Rome, who became the first full-time faculty member in the music department in the fall of 1986, defined the position, laying the groundwork for those who will follow him.


“I wanted to go while I still really love it,” said Rome, who would often comment that he never felt he had a job or went to work, so rewarding was his time with students.


The love that Rome felt for the Marian community returned to him in refrains and choruses at the recent Saturday event.


“He was the best part of Marian,” said former student Kathryn Valle Pedersen (Class of 2005). Pedersen, a participant in choir, the musicals, and Madrigals, now teaches at Woodstock North High School. When Rome traveled to North each year with students from the McHenry County Honor Band, he would find Pedersen’s classroom to stop by and say hello.
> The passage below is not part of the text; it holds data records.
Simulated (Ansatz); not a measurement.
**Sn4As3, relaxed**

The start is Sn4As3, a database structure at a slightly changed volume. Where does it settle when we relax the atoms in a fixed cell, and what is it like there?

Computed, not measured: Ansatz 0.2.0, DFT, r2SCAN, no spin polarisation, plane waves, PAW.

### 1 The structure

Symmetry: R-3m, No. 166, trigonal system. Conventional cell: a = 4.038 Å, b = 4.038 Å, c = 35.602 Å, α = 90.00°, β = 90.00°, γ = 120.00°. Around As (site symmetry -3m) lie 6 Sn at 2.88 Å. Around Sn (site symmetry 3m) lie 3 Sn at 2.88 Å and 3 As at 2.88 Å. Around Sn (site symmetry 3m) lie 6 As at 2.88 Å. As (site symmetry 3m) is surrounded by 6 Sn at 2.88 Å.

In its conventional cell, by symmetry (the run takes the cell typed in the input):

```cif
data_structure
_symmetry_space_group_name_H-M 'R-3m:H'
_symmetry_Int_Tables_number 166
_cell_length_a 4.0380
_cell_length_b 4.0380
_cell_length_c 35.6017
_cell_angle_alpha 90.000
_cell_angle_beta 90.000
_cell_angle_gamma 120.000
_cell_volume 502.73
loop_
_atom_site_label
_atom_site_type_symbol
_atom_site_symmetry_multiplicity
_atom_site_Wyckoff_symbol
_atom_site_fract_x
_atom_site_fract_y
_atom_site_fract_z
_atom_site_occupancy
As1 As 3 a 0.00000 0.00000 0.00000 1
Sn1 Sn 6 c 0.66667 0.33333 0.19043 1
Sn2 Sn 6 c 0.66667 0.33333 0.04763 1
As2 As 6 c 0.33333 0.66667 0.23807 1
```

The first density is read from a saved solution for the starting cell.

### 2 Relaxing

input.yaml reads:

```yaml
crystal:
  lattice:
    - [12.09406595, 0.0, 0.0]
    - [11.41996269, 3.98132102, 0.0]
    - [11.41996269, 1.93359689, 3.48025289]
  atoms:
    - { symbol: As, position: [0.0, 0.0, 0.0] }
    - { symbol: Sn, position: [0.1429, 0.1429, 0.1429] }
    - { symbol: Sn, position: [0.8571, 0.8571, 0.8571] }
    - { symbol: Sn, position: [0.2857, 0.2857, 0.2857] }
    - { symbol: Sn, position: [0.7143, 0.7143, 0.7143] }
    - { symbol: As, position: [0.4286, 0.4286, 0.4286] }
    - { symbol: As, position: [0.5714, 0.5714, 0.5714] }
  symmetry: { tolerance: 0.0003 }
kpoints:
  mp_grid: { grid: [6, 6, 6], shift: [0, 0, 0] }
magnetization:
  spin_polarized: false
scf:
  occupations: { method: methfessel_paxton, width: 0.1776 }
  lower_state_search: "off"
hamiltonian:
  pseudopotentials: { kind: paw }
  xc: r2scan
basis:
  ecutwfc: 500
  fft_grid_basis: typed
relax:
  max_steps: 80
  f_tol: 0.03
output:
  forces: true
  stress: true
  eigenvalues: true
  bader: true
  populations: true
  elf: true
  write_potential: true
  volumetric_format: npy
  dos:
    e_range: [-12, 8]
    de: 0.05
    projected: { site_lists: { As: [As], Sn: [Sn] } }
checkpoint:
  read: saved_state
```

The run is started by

At the retirement celebration, Pedersen looked around at all the alumni wearing name tags.


“We probably didn’t need these name tags,” she said. “He remembers all of us.”


Schools_Rome3_0530

Ninety of Tom Rome’s current and former students played and sang for him at his retirement celebration. Rome said that the highlights of his career had been the performances, “especially the concerts. Doing the show is what I will really miss.”



Forever friends


Kristi DeWispelaere, a Marian Spanish teacher and longtime co-director of the spring musical, needed a few moments to compose herself before she could talk about her “amigo,” whom she dubbed the “heart and soul” of Marian. The two began working together, along with English teacher Judy Sowinski, in the spring of 1996 to put on “Oklahoma!”


DeWispelaere laughed as she recalled the 2005 production of “Cinderella.” A mouse got into the auditorium and ran from one side of the theater to the other before doubling back and skittering in front of the pit orchestra. “He [Rome] never stopped conducting,” she marveled.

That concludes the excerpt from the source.